The plenary session of the court unanimously confirmed that even if it can be shown such enfranchisement deprives a natural or legal person of their "peaceful enjoyment of their possessions"[n 1] the above procedure is in the public interest and strictly subject to the conditions provided for by the law of England and Wales.
It enables leasehold houses to be converted, without objection, to freeholds (also known as "enfranchised") if the occupier (commonly considered the owner as a matter of practice under English long leases but not in law) follows a procedure.
The procedure includes payment of the theoretical value on the market for that freehold (if sold to a third party subject to the remaining occupier's term of years — the lease).
Nonetheless, the compulsory transfer of property from one individual to another may, depending upon the circumstances, constitute a legitimate means for promoting the public interest.
The same may be said of certain other democratic countries; thus, the applicants and the Government cited in argument a judgment of the Supreme Court of the United States of America, which concerned State legislation in Hawaii compulsorily transferring title in real property from lessors to lessees in order to reduce the concentration of land ownership (Hawaii Housing Authority v Midkiff 104 S.Ct.2321 [1984]).

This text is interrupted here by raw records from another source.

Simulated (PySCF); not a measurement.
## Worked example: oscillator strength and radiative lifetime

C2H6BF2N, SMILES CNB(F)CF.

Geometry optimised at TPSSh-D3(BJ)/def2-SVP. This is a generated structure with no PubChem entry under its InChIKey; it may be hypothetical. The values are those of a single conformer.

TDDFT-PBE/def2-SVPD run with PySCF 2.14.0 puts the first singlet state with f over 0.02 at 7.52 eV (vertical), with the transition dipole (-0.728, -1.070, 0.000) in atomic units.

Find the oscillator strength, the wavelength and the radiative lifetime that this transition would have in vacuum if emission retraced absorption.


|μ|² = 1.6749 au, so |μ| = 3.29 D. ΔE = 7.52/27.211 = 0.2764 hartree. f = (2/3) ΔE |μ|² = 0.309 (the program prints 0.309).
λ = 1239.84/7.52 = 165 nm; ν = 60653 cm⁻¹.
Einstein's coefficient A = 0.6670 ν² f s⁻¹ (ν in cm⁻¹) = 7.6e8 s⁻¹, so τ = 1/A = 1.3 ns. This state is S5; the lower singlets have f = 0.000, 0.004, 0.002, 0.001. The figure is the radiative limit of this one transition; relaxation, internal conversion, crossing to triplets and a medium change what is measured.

The aim of the 1967 Act, as spelt out in the 1966 White Paper, was to right the injustice which was felt to be caused to occupying tenants by the operation of the long leasehold system of tenure (see paragraph 18 above).
The Act was designed to reform the existing law, said to be "inequitable to the leaseholder", and to give effect to what was described as the occupying tenant’s "moral entitlement" to ownership of the house (ibid.